That’s why our recruitment methodology involves developing a full understanding of the needs of the business and the qualities of the existing team before we go out to find candidates.  Clients are sometimes surprised when we ask about capabilities, transferable skills and potential in their existing staff and even more surprised when we are willing to recommend training rather than recruitment.  It’s not what they might expect from a company that is focused on recruitment, however, our view is that it means everyone gets the best value for money, time and effort. We also find that placing candidates where leadership is not fully utilizing existing capabilities, or doesn’t have clear talent development plans, rarely leads to a successful long term placement.

We believe building the dream team has four main components and can often depend on where the business is in its life cycle.  We’ve spiced up the steps with a few soccer team mottos and your mission, if you choose to accept it, is to translate (or guess) and name the team.  The answers are at the end.

Retain because ‘victoria concordia crescit’

We spend a lot of our time talking to experienced, skilled and totally disillusioned employees who do not feel well lead, cared for, recognized or supported.  It is extraordinary how often outstanding candidates tell us that they just don’t feel that their current boss or the company even notices them.  A primary task of leaders is to retain good people which means active management to understand personal motivations and communication to ensure they feel part of the company’s vision.

The price of failure is high with a Center for American Progress (CAP) survey suggesting that replacing senior executives can have a real cost of over 200% of salary but it’s never inexpensive or easy to replace good people no matter what level they are.  CIO’s Sharon Florentine wrote a strong eight-point plan on retention earlier this year and it’s an issue the Harvard Business Review follows closely.  Recognition, reward and progression can all play a part but the important thing is to have an explicit plan for keeping people who can align with your objectives and contribute to the company’s success.

Train ‘consectatio excellentiae’

My research, as well as  direct experience with TALTRAN’s parent company Quotacom, suggests that the tech sector has taken employee skill building more seriously than most sectors and understand that it brings competitive advantage when talent is scarce.  Smart companies recognize the pace of change and are interested in ways that staff with the right attitude and flexibility can be reskilled, upskilled and self-skilled.  I invented the last one because it’s important that individuals also take responsibility for their personal growth and Forbes Coaches Council suggests there a plenty of ways to do that.
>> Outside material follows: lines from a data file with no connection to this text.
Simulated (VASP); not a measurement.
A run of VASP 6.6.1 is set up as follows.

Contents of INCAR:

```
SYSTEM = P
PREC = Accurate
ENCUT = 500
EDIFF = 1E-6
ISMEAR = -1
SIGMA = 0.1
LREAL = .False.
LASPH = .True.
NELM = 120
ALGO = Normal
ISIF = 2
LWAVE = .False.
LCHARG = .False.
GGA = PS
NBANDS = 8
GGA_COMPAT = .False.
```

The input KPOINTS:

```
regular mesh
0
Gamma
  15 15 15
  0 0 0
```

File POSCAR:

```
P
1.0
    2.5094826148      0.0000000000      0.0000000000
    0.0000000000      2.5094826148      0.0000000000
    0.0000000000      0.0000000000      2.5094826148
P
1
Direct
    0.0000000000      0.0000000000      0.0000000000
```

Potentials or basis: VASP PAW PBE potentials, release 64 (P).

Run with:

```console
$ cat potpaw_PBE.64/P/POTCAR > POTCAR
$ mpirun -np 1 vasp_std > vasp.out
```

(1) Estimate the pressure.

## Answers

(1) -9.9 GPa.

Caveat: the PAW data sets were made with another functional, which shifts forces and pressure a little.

It’s important to have a plan and McKinsey make a number of valuable points about the weaknesses of companies that “use an ad hoc approach to their talent-building efforts”.  Building something also means ongoing investment to maintain it as a genuine strategic, competitive advantage rather than seeing training as a ‘once and done’.  Getting the best people, keeping them and developing them is the closest guarantee of business success there is.

Buy It when ‘nil satis nisi optimum’

There is a moment in the life of every sports team head-coach where the only answer is to buy the missing piece of the jigsaw. Liverpool FC, the soccer team I have been a lifelong fan of, was there or thereabouts in the hunt for trophies for several years but it took a record club expenditure to buy towering center-back Virgil van Dijk to bring the authority, skill and attitude to take the final step.  Four major trophies in two seasons reinforced the view that there are moments when none of your existing options can develop far enough or fast enough so buying exceptional quality is the only answer.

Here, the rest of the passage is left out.